Dada2 denoising clarifications

benjjneb · August 18, 2017, 3:25pm

That looks much better and based on what you posted, that now 50% of reads are making it through the full pipeline (filtering+denoising+merging+chimera removal) I think the results are likely reasonable. You can try to relax parameters more to get more reads through, but it is quite likely to be counter-productive as the additional data will be of lower quality. (one tiny thing, you don’t have to have the same trunc-len for F and R reads)

Since I imagine a number of people will run into the same initial issue you hit, its worth reiterating the two key points that caused your initial denoising to fail to get most reads through.

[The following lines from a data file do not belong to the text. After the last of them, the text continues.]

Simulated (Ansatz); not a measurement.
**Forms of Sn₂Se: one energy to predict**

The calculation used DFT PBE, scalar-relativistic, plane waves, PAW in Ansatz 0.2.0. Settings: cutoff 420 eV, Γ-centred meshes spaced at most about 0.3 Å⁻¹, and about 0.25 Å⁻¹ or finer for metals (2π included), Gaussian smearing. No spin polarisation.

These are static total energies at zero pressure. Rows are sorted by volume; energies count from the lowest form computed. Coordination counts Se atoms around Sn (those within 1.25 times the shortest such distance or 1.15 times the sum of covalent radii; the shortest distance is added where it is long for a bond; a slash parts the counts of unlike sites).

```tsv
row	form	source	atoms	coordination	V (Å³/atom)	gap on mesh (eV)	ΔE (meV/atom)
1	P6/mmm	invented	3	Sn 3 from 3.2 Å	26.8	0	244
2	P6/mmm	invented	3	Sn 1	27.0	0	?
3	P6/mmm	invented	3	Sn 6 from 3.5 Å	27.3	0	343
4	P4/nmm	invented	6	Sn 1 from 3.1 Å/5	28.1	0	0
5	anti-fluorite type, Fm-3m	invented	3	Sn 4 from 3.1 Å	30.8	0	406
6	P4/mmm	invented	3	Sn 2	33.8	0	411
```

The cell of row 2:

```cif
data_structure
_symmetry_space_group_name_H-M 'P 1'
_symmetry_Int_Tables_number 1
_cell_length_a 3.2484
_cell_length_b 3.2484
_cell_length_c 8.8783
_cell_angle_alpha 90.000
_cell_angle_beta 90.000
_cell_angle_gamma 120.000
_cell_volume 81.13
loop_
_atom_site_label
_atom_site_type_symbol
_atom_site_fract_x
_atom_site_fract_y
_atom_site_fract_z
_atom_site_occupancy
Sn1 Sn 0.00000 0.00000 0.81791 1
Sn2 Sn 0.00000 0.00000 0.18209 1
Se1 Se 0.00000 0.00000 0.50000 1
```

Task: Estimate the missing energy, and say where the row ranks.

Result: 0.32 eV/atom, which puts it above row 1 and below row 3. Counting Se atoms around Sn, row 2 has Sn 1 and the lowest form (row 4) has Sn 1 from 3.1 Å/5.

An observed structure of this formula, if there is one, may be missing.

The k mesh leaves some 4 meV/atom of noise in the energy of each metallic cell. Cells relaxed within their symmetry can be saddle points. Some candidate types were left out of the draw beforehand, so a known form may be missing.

For ASV methods, removing the primers is critical. The ambiguous nucleotides in primer regions are seen as real variation by ASV methods (whereas you could mostly get away with it when using fuzzier OTUs). Failure to remove primers causes many, even most, reads to be lost to the chimera removal step, due to chimeric models formed between alternate primer versions and the actual sequence.
For ASV methods, it is almost always advised to trim off the sequence after quality scores crash. This was a good idea with OTU methods, but it is even more critical for ASV methods, as these rely on repeated observations of the complete error-free sequence. The more post-quality-crash tail that is included, the lower the error-free-read fraction gets, which in turn hurts sensitivity to lower frequency variants.